Actually, whiteowl, I just got a response from my college linguistics teacher, and that assertion is incorrect.
Here is the complete letter:
Hi Kendall!
The number characters we use in the west are commonly called Arabic numerals but
the more accurate name used in the history of science is Hindu-Arabic numerals.
Europeans got them from Arabic mathematicians who in turn got them from Hindu
mathematicians.
The shapes of the numeral characters diverged somewhat from their original shapes,
as characters often do over time.
The characters used today in Arabic speaking countries have the same historical origin as
ours.
But those modern Arabic characters
are descended from a slightly different version of the original Hindu-Arabic numeral
character set: namely
the “Eastern Arabic numerals” used by Arabs further east than the north African ones
from which
medieval Europeans adopted numeral characters. (The Roman ones used before in
the west were such an unwieldy technology!)

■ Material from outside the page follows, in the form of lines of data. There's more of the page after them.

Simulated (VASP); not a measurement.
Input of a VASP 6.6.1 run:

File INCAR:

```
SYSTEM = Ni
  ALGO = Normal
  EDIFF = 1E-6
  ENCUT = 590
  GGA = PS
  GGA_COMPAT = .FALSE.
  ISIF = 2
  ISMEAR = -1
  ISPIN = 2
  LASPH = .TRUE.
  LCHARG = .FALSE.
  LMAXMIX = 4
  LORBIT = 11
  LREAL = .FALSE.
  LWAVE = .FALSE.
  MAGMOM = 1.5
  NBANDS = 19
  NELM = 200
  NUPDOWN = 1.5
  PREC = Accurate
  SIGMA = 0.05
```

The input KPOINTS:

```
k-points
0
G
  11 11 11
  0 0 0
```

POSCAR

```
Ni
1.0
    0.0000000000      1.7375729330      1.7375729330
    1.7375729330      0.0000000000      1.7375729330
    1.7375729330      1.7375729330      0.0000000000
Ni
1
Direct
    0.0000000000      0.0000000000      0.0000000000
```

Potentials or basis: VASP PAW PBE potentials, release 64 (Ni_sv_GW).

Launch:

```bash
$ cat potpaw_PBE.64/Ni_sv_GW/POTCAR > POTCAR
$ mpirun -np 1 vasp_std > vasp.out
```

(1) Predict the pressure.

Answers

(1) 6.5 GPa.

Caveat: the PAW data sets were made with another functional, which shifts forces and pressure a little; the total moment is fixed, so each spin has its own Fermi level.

The eastern characters have changed their shape
less over time than the ones the Europeans adopted. So modern numerals used by Arabs
look a lot more like the original Hindu-Arabic numerals than our numeral characters do.
There’s a good article in Wikipedia under “Arabic numerals”. I see there is a section
of “Evolution of Symbols” that has a table showing the correspondences between the various
historically-related numeral character systems that came out of the original Hindu ones.
Have a look!
These gradual changes in character shapes are similar to the way the single middle eastern
alphabetic character set—that apparently arose just once in history—
developed into all the different modern descendent alphabets, including
our Roman alphabet, the Greek alphabet, the Cyrillic alphabet, and many other alphabets.
(But not
non-alphabetic systems like Chinese characters, Korean characters etc.) The evolution
of our alphabet is an interesting story too. The story I gave you guys about Greek kappa
being historically the same letter as Roman c was just the tip of the iceberg.